Last night, I watched the movie Eat Pray Love. The main character Liz Gilbert, played by Julia Roberts, is a woman reeling from the loss of her marriage. At her lowest point, Liz introduces herself to God and prays, “Hello, God. It’s nice to meet you.”
Through tears, she cries out, “I’m in deep trouble; tell me what to do.” Her life is in ruins. Eat Pray Love is the story of how one woman finds a way to rebuild her life – to restore the ruins.
Restoring the ruins is a process.
Last year, my church’s women’s ministry held a Beth Moore Bible study called Breaking Free. It’s a series focused on how we put ourselves in bondage, either by our way of thinking, our expectations, or our beliefs. Suffering comes from the lies we believe, prejudice we experience, or family faults and hurts – which may stem from a difficult marriage, loss, or even death.
All hurts can be ruinous. Some of these injuries are recent, but some may have happened long ago – ancient ruins. Through Beth Moore’s teaching, we learned to think of these ruins in new ways, to have “courage to extract the precious from the worthless.” We must transform the wreckage in our lives.
I’m still in process.
In the movie, Liz visits the ruins in Rome and discovers how amazing they are. No matter what disasters have befallen the ancient buildings, they’re continually transformed to new beauty. While I’m not sure I can accept everything in the movie, this line stood out to me: “Ruin is a gift. Ruin is the road to transformation.”

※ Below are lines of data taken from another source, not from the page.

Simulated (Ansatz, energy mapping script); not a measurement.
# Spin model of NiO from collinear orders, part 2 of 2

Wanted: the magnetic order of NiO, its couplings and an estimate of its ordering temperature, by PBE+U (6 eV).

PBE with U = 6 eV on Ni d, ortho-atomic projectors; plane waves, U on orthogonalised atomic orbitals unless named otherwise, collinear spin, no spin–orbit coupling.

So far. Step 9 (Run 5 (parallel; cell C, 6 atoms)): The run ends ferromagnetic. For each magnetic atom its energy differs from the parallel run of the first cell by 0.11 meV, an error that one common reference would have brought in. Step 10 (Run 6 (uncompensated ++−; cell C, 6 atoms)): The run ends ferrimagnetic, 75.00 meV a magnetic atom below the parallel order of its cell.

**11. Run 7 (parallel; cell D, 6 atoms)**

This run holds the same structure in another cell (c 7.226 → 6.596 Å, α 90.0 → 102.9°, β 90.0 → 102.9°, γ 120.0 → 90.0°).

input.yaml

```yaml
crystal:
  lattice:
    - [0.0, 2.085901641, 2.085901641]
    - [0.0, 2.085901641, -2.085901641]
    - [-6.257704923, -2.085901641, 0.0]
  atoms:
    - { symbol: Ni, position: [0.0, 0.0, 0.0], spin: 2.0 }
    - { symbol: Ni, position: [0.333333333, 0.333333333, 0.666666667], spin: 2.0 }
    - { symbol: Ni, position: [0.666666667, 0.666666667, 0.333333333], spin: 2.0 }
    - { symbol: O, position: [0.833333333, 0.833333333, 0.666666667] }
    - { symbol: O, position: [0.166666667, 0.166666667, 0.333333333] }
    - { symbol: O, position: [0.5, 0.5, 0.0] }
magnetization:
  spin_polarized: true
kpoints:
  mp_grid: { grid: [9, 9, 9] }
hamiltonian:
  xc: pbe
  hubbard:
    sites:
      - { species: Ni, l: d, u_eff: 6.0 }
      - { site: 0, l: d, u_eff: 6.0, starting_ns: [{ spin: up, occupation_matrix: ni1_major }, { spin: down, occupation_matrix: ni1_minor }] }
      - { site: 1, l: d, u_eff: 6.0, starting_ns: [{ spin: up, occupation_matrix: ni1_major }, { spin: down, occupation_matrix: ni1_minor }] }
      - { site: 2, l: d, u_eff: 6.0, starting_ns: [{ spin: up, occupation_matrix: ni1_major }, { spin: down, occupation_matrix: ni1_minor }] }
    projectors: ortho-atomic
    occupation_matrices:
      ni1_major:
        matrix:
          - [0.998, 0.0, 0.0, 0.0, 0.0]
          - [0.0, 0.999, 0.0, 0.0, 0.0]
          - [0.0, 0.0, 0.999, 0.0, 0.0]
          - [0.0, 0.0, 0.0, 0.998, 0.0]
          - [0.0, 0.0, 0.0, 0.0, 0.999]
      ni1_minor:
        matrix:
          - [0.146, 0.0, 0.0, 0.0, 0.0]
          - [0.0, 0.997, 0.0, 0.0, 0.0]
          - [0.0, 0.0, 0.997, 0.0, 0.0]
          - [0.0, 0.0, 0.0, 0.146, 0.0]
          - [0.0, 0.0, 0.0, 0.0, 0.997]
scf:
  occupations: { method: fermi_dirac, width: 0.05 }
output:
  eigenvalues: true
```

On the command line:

Ruin is a gift, a mercy of God, one of his reminders. If it weren’t for ruin, we wouldn’t see our need for transformation. If we change the way we look at ruin, we may regain beauty. Then we will be free to love ourselves and, in turn, love others again – despite the ruins. Because of the ruins.
The LORD will
“bestow on them a crown of beauty instead of ashes,
the oil of joy instead of mourning,
and a garment of praise instead of a spirit of despair….
They will rebuild the ancient ruins
and restore the places long devastated;
they will renew the ruined cities
that have been devastated for generations.”
Out of the ruins, may we all have courage to extract the precious from the worthless.